Jeff Rude
Thrown for a loop
Jay Williamson fired his caddie, Mike Mollet, during the first round of the Canadian Open last week. That was not the first time a PGA Tour player has canned a looper during competition, nor will it be the last. Emotions sometimes flare out of control in major league sports. In golf, that can mean arguments between professionals and their bag men while under pressure.

This latest incident has a measure of “he said, she said” to it. Bottom line is, an aggressive caddie butted heads with an intense player. Two buttons were pushed and there was an explosion on the Angus Glen North Course’s 14th green.

Both agree that Mollet, on the tee of the par 3, said the wind was blowing right to left. Both agree that Williamson hit a 9-iron over the green long left. Both agree that Williamson hit a weak chip from a bad lie to about 30 feet from the hole. Both agree a frustrated Williamson told Mollet he thought the wind was blowing downwind, not across, and that Mollet disagreed. Both agree that Williamson fired Mollet after an ensuing heated argument on the green. Both agree that Mollet threw a few of Williamson’s golf balls into a pond after getting canned. Both agree that Williamson used a spectator as his caddie the last four holes.

Both agree they didn’t like the way they were being talked to. Both agree they were even par at the time and had made five cuts in a row. Both agree Williamson can be too intense on the course. Both agree the incident has been overblown.

What they disagree on is what ignited the explosion. Williamson said Mollet lost his cool first and embarrassed him with too much emotional talk and Williamson reacted. Mollet said Williamson lost his cool first and embarrassed him with too much emotional talk and Mollet reacted.

Williamson said the caddie kept yelling at him loudly, calling him a “whiner” among other personal insults, and used the F-word. Mollet said he got riled because Williamson directed the F-word and A-word toward him after the bad chip and while disagreeing about the wind direction. Williamson said he can’t recall swearing.

Jim Rome, the radio mouth, mistakenly called this spat over wind direction the golf story of the year. He apparently didn’t watch the British Open or Big Break VII. But behind the Tour scenes, on ranges and putting greens and in locker rooms, this may have the legs of a caterpillar. It has become enough of a humorous talking point that Camp Ponte Vedra has tried to put a gag order on both combatants because it feels the incident is detracting from this week’s tournaments.
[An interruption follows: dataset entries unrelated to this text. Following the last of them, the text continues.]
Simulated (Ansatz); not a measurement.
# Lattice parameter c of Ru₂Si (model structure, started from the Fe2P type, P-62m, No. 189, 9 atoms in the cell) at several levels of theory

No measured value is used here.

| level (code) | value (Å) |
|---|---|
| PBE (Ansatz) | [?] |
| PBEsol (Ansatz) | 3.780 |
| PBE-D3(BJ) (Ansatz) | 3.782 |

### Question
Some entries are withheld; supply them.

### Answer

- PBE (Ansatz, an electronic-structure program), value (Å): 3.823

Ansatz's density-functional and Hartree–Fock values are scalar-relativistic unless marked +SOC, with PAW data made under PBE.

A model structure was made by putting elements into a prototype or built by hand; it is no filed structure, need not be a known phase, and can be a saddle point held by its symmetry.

Maybe the Tour is wrongheaded about this. Think stock car battles and hockey fights. Williamson has.

“I can’t believe how this story keeps going,” Williamson, playoff runner-up at the recent Travelers Championship, said on Wednesday. “This is why NASCAR sells. Apparently we need altercation in the game. We need people slugging it out on the golf course to boost ratings.”

Williamson, an affable sort who sometimes lapses into a glass-half-empty place, was kidding. But some good points are made when people are kidding.

Both Williamson and Mollet have worked the Tour since the mid-1990s. They’ve seen conflict before. Both know hard knocks. Both have done plenty of learning. So I asked both what they thought the moral of the story was in this case. As you might expect, they again differed.

Williamson: “It’s like when you get in a fight with your wife, you need to shut up.”

Mollet: “You don’t treat your caddie like a piece of crap. You don’t embarrass people.”

They’re both right. The three ups – the tenets of “Show up, keep up and shut up” – should apply not only to caddies but to players and anyone who works.

Here’s two more that work in all walks of life: Grow up and be nice. Had one of these men stopped talking and decided to be considerate, they would have reached the 18th green together. It would have been in everyone’s best interests had Mollet waited until after the round to vent his displeasure.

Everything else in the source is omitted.